Given all the noise and unknowns about Uber, the ride-sharing app-based service, it may be best to wait to see the outcome of the four-month study of the company proposed by the mayor.

For several months, Mayor Bill de Blasio has pushed a plan to cap the number of vehicles Uber could operate in the city. That plan has been put on hold, and in its place the mayor has agreed to a four-month study to sort out the problems of congestion and other issues raised by dissenters.

That honking you hear in the background comes from disgruntled taxi drivers who feel that the mayor has caved into the blitz of ads from Uber. Most of the television ads posted by Uber features people of color, each in opposition to the mayor’s proposed cap. On the other hand, there’s the commercial by rival Carmel, depicting an Uber driver inappropriately caressing a passenger.

The mayor’s abrupt change of course was a lurch that troubled Council Speaker Melissa Mark-Viverito, who believed they were on the same page. If there was a rift between them, it was quickly settled the other day and the two have “agreed to disagree.”

How this sits with Councilman Ydanis Rodriguez, chair of the Council’s Transportation Committee, may not be a reconciliation he favors because he has been outspoken against Uber, charging that it is using tactics “similar to Walmart.”

We hope that at the end of the study period, we will have a better idea of the Uber impact and if the mayor and the speaker can move forward amicably on with a balanced program. Any balance, we believe, would have to settle the question of employment opportunities with the company’s overall profit margins and whether it will retain 20 or 32 percent of revenue.

Is it true that 50 percent of Uber drivers leave after one year with the company? And if so, why? And how about the issues that Uber drivers are private contractors and not employees and the need for stricter labor laws?

We are aware that Uber is appealing the decision of California Labor Commissioner’s Office, which ruled ruled that an Uber driver who used the company’s app to connect with customers must be considered an employee, not an independent contractor.

These issues are just a few of the questions and concerns we have about a company that purports to be a “small business” but is valued at over $50 billion, according to Rodriguez.
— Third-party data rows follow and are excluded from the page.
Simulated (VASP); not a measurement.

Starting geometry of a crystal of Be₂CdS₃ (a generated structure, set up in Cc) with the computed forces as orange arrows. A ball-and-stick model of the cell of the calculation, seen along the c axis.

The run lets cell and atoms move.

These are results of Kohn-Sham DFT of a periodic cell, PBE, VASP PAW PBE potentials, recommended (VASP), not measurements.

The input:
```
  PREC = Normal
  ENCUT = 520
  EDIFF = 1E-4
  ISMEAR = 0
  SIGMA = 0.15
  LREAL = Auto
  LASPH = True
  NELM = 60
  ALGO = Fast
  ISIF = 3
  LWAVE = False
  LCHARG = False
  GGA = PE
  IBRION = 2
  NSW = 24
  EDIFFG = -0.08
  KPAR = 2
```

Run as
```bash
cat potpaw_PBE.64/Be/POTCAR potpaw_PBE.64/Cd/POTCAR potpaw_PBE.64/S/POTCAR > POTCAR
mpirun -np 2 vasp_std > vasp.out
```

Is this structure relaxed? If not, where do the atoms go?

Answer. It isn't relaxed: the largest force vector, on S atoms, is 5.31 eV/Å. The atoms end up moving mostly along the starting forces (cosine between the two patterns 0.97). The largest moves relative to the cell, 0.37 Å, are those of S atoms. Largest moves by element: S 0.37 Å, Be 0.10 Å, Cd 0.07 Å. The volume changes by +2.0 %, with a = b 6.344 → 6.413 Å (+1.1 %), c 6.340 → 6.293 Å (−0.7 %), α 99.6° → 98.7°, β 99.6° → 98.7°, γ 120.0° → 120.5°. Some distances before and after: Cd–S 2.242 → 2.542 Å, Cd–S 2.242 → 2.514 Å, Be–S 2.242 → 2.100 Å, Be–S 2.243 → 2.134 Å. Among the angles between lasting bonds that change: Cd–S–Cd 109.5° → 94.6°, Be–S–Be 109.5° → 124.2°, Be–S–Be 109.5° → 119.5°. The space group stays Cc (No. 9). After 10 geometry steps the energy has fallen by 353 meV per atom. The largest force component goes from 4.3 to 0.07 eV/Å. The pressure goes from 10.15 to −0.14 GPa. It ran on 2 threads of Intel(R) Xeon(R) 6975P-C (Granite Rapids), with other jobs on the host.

In many respects, the genie is out of the bottle, and the best we can hope for is that Uber abides by the rules and regulations of all the city’s taxis. Uber cars are already abundantly present in the city, and opponents feel they have only brought more congestion. Still, others conclude that blocking the increase of Uber cars will not end the congestion problem, nor will a few more cars make it worse.

Was the mayor’s call too restrictive? Perhaps, but we should get a better understanding of the issue after the study is completed. Meanwhile, there are hundreds of New Yorkers on their cellphones right now accessing the app and summoning an Uber driver to get them to their next meeting.